At a meeting recently held in Berlin in behalf of a German antarctic exploration, Dr. von Drygalski, speaking of the scientific, practical, and national importance of the enterprise, said that from a geographical point of view the fundamental problem attached to the south polar region—the verification or disproof of a polar continent—is still unsolved. No less important questions likewise await solution with respect to the geological structure and character of the southern lands—so important in connection with a knowledge of volcanic action and the supposed former connection of South America and Australia—and with respect to the conditions of inland ice. Even the study of the floating ice broken away from the main mass may lead to important conclusions as to its mode of origin and the nature of the land from which it comes. Other problems to be investigated are the origin of the cold ocean currents that take their rise in the south, the conditions of the atmospheric pressure and temperature in that region, and the questions relating to terrestrial magnetism, which have a very important bearing on the practice of navigation. The present seems to be a particularly favorable period for the resumption of south polar research by reason of the unusual amount of drift ice which has within the last few years broken away from the main mass, and because, according to Supan, we are passing through a warmer temperature period.

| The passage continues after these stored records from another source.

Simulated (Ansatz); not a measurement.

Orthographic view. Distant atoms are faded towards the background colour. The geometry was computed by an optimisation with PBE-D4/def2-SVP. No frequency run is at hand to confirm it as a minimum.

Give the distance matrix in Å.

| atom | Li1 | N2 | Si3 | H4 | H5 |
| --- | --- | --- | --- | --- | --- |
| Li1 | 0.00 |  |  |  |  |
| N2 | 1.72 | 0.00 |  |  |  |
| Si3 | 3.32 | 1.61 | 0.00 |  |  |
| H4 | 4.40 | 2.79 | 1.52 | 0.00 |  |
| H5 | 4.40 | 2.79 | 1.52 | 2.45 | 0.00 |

Over and above the statistics and the bare record of facts the annual reports of the Perkins Institution and Massachusetts School for the Blind, afford a continuous and growing interest to friends of suffering mankind in their stories of the development of mental life and illumination. Pupils come there blind and deaf, and apparently without any avenues of intelligent communication with the outer world, and are there brought to full consciousness and keenness of intellect that would be remarked even in many persons possessed of all their senses perfect from birth. The record began with Laura Bridgman, was continued with Helen Keller, and has been occupied for five or six years past with the wonderful mental growth of Elizabeth Robin, Edith M. Thomas, and Tommy Stringer. Before Dr. Howe began with Laura Bridgman, such things would have been deemed impossible and not to be thought of.


NOTES.

The Swiss Association for the Protection of Plants, which was formed in Geneva in 1883, has more than 900 members, and publishes 1,500 copies of its bulletin, which is sent, besides the members of the association, to the libraries of foreign Alpine clubs, the press, botanists, curés, and municipalities in countries harboring plants that require protection. Under its care, or the influence of its work, gardens have been created in various places and devoted especially to the cultivation of such plants as are most threatened with extinction. Of these are the Linnea Garden in the Valais, 5,500 feet above the sea; the Chanousia, founded five years ago by E. P. Chanoux, rector of the Hospice of St. Bernard, 6,800 feet; and the Rambertia, at the foot of the Rochers de Naye, 6,500 feet above the Lake of Geneva. Lectures are given under the auspices of the association, and no occasion for informing the public is lost. A neat chromo-poster calling attention to the association and its purpose has been prepared to be put up in railroad stations and hotels, to which is appended a motto emphasizing the importance of caring for rare plants.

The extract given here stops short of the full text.